On Thursday, RCMP held a news conference to discuss the findings from the N.W.T committee. The goal of this research was to determine how RCMP handled 7 sexual assault cases. RCMP and N.W.T intend to restore public confidence in the police.
It was determined that, while officers generally showed victims respect, some of them misunderstood consent law and rape myths. A rape myth is a harmful or inaccurate belief about rape and sexual assault that negatively affects survivors and may even damage the whole case.
Some of the most common rape myths include a belief that promiscuous women can’t be raped. Another rape myth is the fact the belief that removal of a condom during sex without a person’s consent is not rape.
Consent should be clearly expressed and it shouldn’t involve any trickery or deceit.
The committee believes that some police officers need to learn more about this topic and attend a course on that.
Jesse Aubin, the force’s family violence coordinator, stated:
“We wouldn’t be hosting these committees, we wouldn’t be doing these reviews and asking advocates to come help us if we were always perfect. We’ve been able to improve our training.”
CBC inquired about how RCMP screens out officers who display bias around sexual violence or were perpetrators in these crimes themselves.

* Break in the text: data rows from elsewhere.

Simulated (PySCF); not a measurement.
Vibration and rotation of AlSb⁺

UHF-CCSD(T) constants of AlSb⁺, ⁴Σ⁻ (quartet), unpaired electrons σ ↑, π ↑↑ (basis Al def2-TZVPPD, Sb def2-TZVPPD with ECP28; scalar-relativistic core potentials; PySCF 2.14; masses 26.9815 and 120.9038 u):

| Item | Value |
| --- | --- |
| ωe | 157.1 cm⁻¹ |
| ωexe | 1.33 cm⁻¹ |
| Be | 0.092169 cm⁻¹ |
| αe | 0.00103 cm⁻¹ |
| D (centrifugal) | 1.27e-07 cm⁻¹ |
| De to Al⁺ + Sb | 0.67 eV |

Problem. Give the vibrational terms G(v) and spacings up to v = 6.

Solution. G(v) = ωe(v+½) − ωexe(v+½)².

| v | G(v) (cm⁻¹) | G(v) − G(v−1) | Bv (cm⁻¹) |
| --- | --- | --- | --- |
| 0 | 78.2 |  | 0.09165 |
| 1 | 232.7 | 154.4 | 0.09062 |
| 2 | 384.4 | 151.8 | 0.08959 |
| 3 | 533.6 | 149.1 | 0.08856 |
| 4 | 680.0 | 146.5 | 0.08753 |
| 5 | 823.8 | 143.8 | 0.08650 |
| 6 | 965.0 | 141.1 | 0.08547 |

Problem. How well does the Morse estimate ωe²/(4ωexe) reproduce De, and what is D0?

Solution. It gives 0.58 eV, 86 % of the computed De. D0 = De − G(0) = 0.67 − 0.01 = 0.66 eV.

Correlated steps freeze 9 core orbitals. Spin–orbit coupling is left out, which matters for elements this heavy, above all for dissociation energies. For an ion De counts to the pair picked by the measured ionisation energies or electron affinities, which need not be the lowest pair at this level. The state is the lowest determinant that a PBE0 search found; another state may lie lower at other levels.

“If I saw something that was negligent — grossly negligent —then the RCMP has ways to deal with that outside of the actual committee. It’s meant for us to improve, and so, if there are individual things that come up in a case, I take that feedback and the recommendations from the committee, and I directly contact the supervisor of that detachment to relay the information and those supervisors and speak with members.”